Most clipboard managers let you search your history by typing the exact text you copied. That’s fine when you remember the exact string. It fails completely when you remember something like “that weird CSS trick from last Tuesday” or “the postgres error I was debugging yesterday.”
I wanted semantic search — find things by meaning. But every solution I found sent clipboard data to a cloud API. That felt wrong. Your clipboard contains passwords, tokens, private notes, and sensitive work content.
So I built Recall: a clipboard history manager where AI-powered semantic search runs entirely on your machine.
Here’s how the search pipeline works under the hood.
The Stack
-
Tauri v2 — Rust backend, React + TypeScript frontend
-
fastembed-rs — Rust bindings for ONNX Runtime with built-in model management
-
SQLite + FTS5 — fuzzy search and storage
-
Reciprocal-Rank-Fusion — merging semantic and fuzzy results
-
arboard — cross-platform clipboard access
Step 1: Capturing Clips
The clipboard poller runs as a Tokio background task:
pub async fn start_clipboard_monitor(
app_handle: AppHandle,
db: Arc<Mutex<Connection>>,
embedder: Arc<Mutex<TextEmbedding>>,
) {
let mut clipboard = Clipboard::new().unwrap();
let mut last_hash: Option<String> = None;
loop {
if let Ok(text) = clipboard.get_text() {
let hash = sha256_hash(&text);
if Some(&hash) != last_hash.as_ref() {
last_hash = Some(hash);
let clip = Clip::new(text.clone(), categorize(&text));
store_and_embed(clip, &db, &embedder).await;
}
}
tokio::time::sleep(Duration::from_millis(500)).await;
}
}Key decisions:
-
500ms polling — fast enough to feel instant, cheap enough to not burn CPU
-
SHA-256 dedupe — if you copy the same text twice, it’s one DB entry
-
Immediate categorization — regex heuristics tag clips as
code,url,email,phone,color,path,address, ornumbersynchronously before embedding
Step 2: On-Device Embeddings with fastembed-rs
fastembed-rs wraps ONNX Runtime with a clean Rust API and handles model downloading. We use BGE Small EN v1.5 — 384-dimensional embeddings, ~130MB download, fast inference.
Initializing the model:
use fastembed::{TextEmbedding, InitOptions, EmbeddingModel};
let model = TextEmbedding::try_new(InitOptions {
model_name: EmbeddingModel::BGESmallENV15,
show_download_progress: true,
..Default::default()
})?;The model downloads to the local cache on first run, then it’s fully offline. No network calls during normal use.

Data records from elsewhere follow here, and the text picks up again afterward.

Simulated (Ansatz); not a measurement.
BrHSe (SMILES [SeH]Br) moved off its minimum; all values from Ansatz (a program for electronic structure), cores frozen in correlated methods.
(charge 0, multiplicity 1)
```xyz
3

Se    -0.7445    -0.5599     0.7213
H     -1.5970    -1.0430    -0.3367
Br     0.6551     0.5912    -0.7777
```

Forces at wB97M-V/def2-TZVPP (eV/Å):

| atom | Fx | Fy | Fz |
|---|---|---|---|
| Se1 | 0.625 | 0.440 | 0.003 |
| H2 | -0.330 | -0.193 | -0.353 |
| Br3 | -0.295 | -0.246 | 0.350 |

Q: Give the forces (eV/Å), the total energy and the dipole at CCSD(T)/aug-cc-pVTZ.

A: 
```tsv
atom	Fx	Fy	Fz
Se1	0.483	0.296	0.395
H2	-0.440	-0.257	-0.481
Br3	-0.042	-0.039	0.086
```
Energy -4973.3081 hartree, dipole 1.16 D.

Threading challenge: ONNX Runtime’s inference context isn’t Send in all configurations. We wrap it with Arc<Mutex<TextEmbedding>> and push embedding work to spawn_blocking:
async fn embed_text(
text: &str,
embedder: Arc<Mutex<TextEmbedding>>,
) -> Result<Vec<f32>> {
let text = text.to_string();
tokio::task::spawn_blocking(move || {
let model = embedder.lock().unwrap();
let embeddings = model.embed(vec![text], None)?;
Ok(embeddings.into_iter().next().unwrap())
})
.await?
}This keeps the Tokio async runtime unblocked during inference.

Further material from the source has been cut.